Tonight (Wednesday) we shoot the finale with Kirsten and Simon – another impossibly scheduled night. I don't have a good feeling about this.

Shoot Day 53 – Wednesday, August 15th

Shot the big finale under the Brooklyn Bridge tonight. Things could have gone better, could have gone worse. We definitely could have used more extras. We had a hired base of about 100 and picked up maybe another 75 from ads and internet postings, so the crowd was pretty thin for the space we had to fill. Also, since the shots took a while to set up, the unpaid extras got impatient and started to bail, making it more difficult to spread them around. I got up at one point and vamped on the mic and did a Q&A to keep them entertained. Also Kirsten and Simon and I gave away some DVD's in a raffle (copies of Shaun, Spidey and Curb). Very little dialogue tonight, but complicated setups. Oliver did a great job lighting the Brooklyn Bridge. I have to hope New Yorkers will buy the geography of the taxi driving by Empire State Park. The performances from Kirsten and Simon were very touching. I'm glad we nixed Bobbie from this scene, as we went down to the wire, as-is, and that would have easily added another hour-plus. I think the shot of Kirsten looking like she was with the other guy should adequately provide the mislead needed at that moment. Liat played the other girl.
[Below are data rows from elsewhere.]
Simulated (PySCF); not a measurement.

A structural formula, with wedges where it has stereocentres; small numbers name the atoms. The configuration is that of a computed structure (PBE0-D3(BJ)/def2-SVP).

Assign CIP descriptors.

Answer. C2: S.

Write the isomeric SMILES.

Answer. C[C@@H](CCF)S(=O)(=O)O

On the downside, again we crammed a two-day shoot into one night, and I think we got screwed on the final moment of Simon diving for the book. Oliver again made it clear that to do a proper freeze frame, he would need some special equipment (and time) to pull it off, and again it didn't materialize. So we did the best we could. We got Simon's jump framed nicely in one take, but Kirsten didn't realize she was in frame and dropped out of character too soon. In another take, Kirsten reacted appropriately, but Simon wasn't framed properly for his jump. Then, of course, I was told to move on. So we may not have a good version of the final moment of the film, which will match the substandard moment we have for Simon's opening jump. So irritating.

On dinner break in Kirsten's trailer, I had Simon take a picture of her and me recreating our cigarette photo from ''Mother Night,'' twelve years ago. Pretty good match. Kirsten wrapped earlier than Simon as he still had some solo shots walking through the crowd. Emotionally, tonight felt like the final night. There's still one more, but a very long one.

Shoot Day 54 – Thursday, August 16th
As they say in Big Time Showbiz: That's a wrap!

Got some sleep in the afternoon prior to an 8PM call time. We started with Sidney's arrival in NY, outside the cab, which we filmed on Ludlow St in the Orchard district. (My first impression when we scouted this neighbourhood was that the buildings were ugly because

they were so rundown and ill maintained. I realize now that these old buildings are actually quite beautiful and give you a sense of 19th century New York. Apparently there's a lot of refurbishing going on in this neighborhood. If so, it will be a gem.) I had the taxi driver yell ''Thanks, asshole'' to Simon which should pay off the gag of having only sterling in his wallet. To economize the coverage, I decided not to get the reverse of Simon walking up to the building. He'll just walk towards camera and we'll cut inside.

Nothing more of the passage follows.